Jordan and Denny Hamlin will co-own a Cup team next season. Bubba Wallace will be the driver. Jordan will become the first Black majority car owner of a full-time team since Wendell Scott owned and raced cars in the 1960s and ‘70s.

Daugherty, the only Black owner of a full-time Cup team currently, is excited about Jordan’s entrance into NASCAR.

“It’s a big momentum shift for this sport culturally, period,” said Daugherty, co-owner of JTG Daugherty Racing and an analyst for NBC Sports. “Three years ago, this would have never happened. A year ago, this wouldn’t have happened. It’s the timing. If the timing is right and you have someone like Michael Jordan put his brand and what he’s all about into whatever you are doing, it adds a lot of credibility. I look forward to whatever he can bring to the table to help continue to build NASCAR.”

Daugherty told NBC Sports that Jordan can help the sport reach more people.

“The eyeballs are going to be incredible,” Daugherty said of Jordan’s potential impact. “The opportunity for entrance into the sport will be made more available as far as people being aware of the availability to get involved in NASCAR as a fan or as a business. There’s just so many different areas that will light up just because of who he is and what he represents. His entire legacy creates opportunity for everyone.

“Now, we start talking diversity with what he’s able to do from a corporate standpoint and also just from a legacy standpoint with his brand. It’s going to be exciting. I’m excited because I think more people now, more than ever, will take a look at NASCAR with a keen eye and keen interest and be excited about maybe participating as a fan or as a business partner or as someone wanting to learn how to drive a race car or own a race team. The more notoriety the better.”

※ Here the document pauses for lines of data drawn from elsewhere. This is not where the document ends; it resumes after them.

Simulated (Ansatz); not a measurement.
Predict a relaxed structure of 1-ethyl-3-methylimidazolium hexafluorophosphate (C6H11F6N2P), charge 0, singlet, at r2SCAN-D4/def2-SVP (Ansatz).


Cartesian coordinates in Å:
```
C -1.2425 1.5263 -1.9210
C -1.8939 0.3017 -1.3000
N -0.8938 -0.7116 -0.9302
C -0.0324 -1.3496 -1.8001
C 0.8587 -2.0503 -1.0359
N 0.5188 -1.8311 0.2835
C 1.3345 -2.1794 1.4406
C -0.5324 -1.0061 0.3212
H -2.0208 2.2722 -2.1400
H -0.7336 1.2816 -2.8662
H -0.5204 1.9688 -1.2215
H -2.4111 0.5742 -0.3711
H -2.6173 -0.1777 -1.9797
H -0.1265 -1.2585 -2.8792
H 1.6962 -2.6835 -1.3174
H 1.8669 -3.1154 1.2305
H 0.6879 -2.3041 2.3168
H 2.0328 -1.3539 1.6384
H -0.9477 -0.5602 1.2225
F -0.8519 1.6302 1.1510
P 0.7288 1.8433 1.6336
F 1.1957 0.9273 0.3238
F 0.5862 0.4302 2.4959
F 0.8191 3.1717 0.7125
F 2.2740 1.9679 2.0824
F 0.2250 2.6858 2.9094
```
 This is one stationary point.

NASCAR stated Monday: “Michael is an iconic sports figure and celebrated champion whose fiercely competitive nature has placed him among the greatest athletes of all time. His presence at NASCAR’s top level will further strengthen the competition, excitement and momentum growing around our sport. We wish Michael and his team tremendous success.”

Jordan told The Charlotte Observer on Monday that the deal came together in about 10 days because of the chance to hire Wallace.

“When (Hamlin) told me there was a possibility of getting Bubba Wallace, I’m saying, ‘OK, this is perfect!’” Jordan told The Observer. “If I’m getting involved in NASCAR, then get a Black driver (with) a Black owner.”

For all that Jordan can bring to NASCAR, Daugherty knows that the competition can prove challenging.

“I’m sure he’s committed to next season and we’ll see how that goes and if it goes well, you go beyond that,” said Daugherty, a teammate to Jordan on the University of North Carolina basketball team. “He had a (Superbike) team for a long time and loved that. He understands it’s a different business model. He’s at the point in his life, he’s like Roger Penske and Rick Hendrick and those guys to where it’s really not a detriment to him financially if he’s not making money. We’ll have to see how much he can stomach because it’s an interesting business model for sure.”

Jordan told The Observer he’s in it to win.

“If I’m investing, if I’m a participant, then I want to win! I don’t want to be out there to be just another car,” Jordan said.

Daugherty looks forward to seeing Jordan, Hamlin and Wallace at the track.

“I think it’s a pretty dynamic trio with Michael, Denny and Bubba,” Daugherty said. “They’re going to be like rock stars.”

Daugherty also looks forward to something else next year.

“Look forward to racing against those guys,” he said, “and trying to kick their butts.”